If you have a loved one living with you who is in a wheelchair, because it is the place that they call “home”, you definitely want them to be as comfortable as possible. However, sometimes it can be challenging (and expensive) to design ways for your house to be wheelchair accessible.
If this has been your dilemma, we have some tips on how you can make your home wheelchair accessible without it costing a ton of money or taking up a lot of your time.
Check out these five tips below:
Widen your doors. Of all of the recommendations that we’ll make, this one may cost the most because, chances are, you will probably need to hire a contractor in order for you to widen up your doors. It’s one of the best things that you can do, though, to make it easier for the person in the wheelchair to get around and about.
Put up some ramps. Another important thing to do is build some on-ramps at all of the entrances and exits of your house. This is what will make it easier for the wheelchair to move up to front and back doors, as well as patios.
Make some rearrangements. If you have rooms that are filled with furniture, you’re probably either going to have to rearrange it all or get rid of a couple of pieces. You definitely want the person in the wheelchair to have space to get in and out of different rooms within the house without running into chairs or couches or having to wait for you to move things out of the way all of the time.

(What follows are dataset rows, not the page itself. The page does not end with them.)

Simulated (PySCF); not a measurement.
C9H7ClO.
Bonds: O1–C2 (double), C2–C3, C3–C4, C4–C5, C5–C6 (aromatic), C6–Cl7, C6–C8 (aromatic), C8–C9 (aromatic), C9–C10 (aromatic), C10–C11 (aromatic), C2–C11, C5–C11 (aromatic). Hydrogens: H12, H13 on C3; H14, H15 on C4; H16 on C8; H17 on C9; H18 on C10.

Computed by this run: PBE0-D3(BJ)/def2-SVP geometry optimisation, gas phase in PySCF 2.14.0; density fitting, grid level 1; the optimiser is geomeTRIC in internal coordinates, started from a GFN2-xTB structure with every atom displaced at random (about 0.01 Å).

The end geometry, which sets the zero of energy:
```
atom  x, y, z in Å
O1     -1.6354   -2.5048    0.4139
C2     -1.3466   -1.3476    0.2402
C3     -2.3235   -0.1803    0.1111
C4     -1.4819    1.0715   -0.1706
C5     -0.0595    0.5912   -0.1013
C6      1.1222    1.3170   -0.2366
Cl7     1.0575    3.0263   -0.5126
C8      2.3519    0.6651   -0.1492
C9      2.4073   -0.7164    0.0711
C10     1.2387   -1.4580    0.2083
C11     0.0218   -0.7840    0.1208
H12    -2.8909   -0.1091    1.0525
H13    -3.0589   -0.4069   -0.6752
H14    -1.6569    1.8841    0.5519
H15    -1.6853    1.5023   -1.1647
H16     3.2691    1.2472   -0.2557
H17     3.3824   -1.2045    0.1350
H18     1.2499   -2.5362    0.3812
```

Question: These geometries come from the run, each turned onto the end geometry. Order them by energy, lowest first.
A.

Loosen up. Is there anything more annoying than a pothole in the middle of the road? For someone in a wheelchair, a very close equivalent would have to be loose rugs on the floor. If a part of it happens to get caught up in the spokes of a wheelchair, it can cause some major inconveniences. Therefore, it’s best to pretty much get rid of them in any space where the wheelchair will be consistently riding over.
Level things out. In the bedroom where the person in the wheelchair will be staying, make sure that things like their dresser and the racks of clothes in their closets are at a level where they can reach them while sitting down. As a matter of fact, as it relates to their closet specifically, you might want to (eventually) build a walk-in closet for them. It will probably make things much easier.
Upgrade the bathroom. If you go to a website like 1800wheelchair.com, one of the tips that they will probably give you is to make sure that the person in the wheelchair’s bathroom is user-friendly. This would include installing a seat in the shower for them (for stability) and adding hand rails along the toilet seat and bathtub.
Change your doorknobs. This is a tip that a lot of people probably don’t think about, but for people in a wheelchair, it tends to be easier for them to get what they need if they can open doors and cabinets with a lever rather than a doorknob. So, consider making this adjustment, especially in their bedroom, bathroom and the kitchen. It will make live more convenient, ultimately, for everyone.